Honeywell has partnered with a major semiconductor provider as part of a plan to equip its avionics systems with increasingly advanced degrees of automation and artificial intelligence.
The aerospace company and Dutch firm NXP Semiconductors are working together on such products, with Honeywell saying it aims to “chart the path for autonomous flight” with “AI-driven aerospace technology”.
NXP, a top supplier of semiconductors to the automotive industry, already provides the processors for Honeywell’s new Anthem avionics system, which it is developing for the burgeoning air taxi market.
Anthem uses the firm’s i.MX 8 processor avionics system, which the aerospace company revealed in 2021 and which remains in development. Early Anthem adopters include electric air taxi developer Vertical Aerospace, which chose the avionics package for its VX4 prototype.
Honeywell envisions expanding Anthem to other aircraft types, including large jets. Autonomy is core to the company’s vision for Anthem.
Honeywell said on 8 January it has agreed to collaborate further with NXP for the purpose of introducing more-advanced avionics in the years ahead. The firms disclosed their plans at the CES consumer electronics show in Las Vegas.
“Our view was to bring avionics closer to the autonomous world,” says Honeywell chief technology officer (CTO) Suresh Venkatarayalu.
The firms are charting a five-to-ten year roadmap for avionics development, he adds, noting that future products will have larger, higher-resolution displays and be equipped with advanced “assistant technologies”. Such technologies might include “digital copilots” and new navigation, auto-taxi and pilot-supervision systems, says Venkatarayalu.
“We think that the path to autonomy starts with things like single-pilot operations and… bringing in more assisted technology to pilots.”
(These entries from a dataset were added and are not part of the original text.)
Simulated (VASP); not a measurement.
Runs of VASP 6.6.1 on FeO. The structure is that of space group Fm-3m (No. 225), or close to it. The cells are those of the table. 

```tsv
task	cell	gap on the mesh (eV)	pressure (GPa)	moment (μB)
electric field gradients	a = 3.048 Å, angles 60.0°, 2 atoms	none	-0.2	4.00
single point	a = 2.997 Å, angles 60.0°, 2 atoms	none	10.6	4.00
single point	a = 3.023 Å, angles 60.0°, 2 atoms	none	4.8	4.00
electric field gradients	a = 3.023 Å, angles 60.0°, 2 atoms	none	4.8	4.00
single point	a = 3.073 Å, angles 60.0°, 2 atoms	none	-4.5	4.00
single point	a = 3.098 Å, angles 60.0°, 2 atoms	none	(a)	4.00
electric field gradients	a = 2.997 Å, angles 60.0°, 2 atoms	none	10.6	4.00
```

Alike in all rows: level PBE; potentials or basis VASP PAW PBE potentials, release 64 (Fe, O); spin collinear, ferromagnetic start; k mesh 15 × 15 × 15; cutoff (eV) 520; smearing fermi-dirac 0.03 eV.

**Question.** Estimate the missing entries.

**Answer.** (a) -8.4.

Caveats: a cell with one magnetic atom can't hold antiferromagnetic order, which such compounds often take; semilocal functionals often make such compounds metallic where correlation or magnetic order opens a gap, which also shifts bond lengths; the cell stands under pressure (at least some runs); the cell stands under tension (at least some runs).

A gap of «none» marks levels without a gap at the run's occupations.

Honeywell and NXP decline to specify financial details about the partnership
NXP CTO Lars Reger says his firm’s experience with high-volume processor production for automobiles positions it well to supply the aerospace sector. He calls NXP and Honeywell “powerhouses” in their respective markets and says NXP’s processors can enable high levels of automation and artificial intelligence.
Honeywell now says it intends to use “a variety of NXP processors” in future avionics.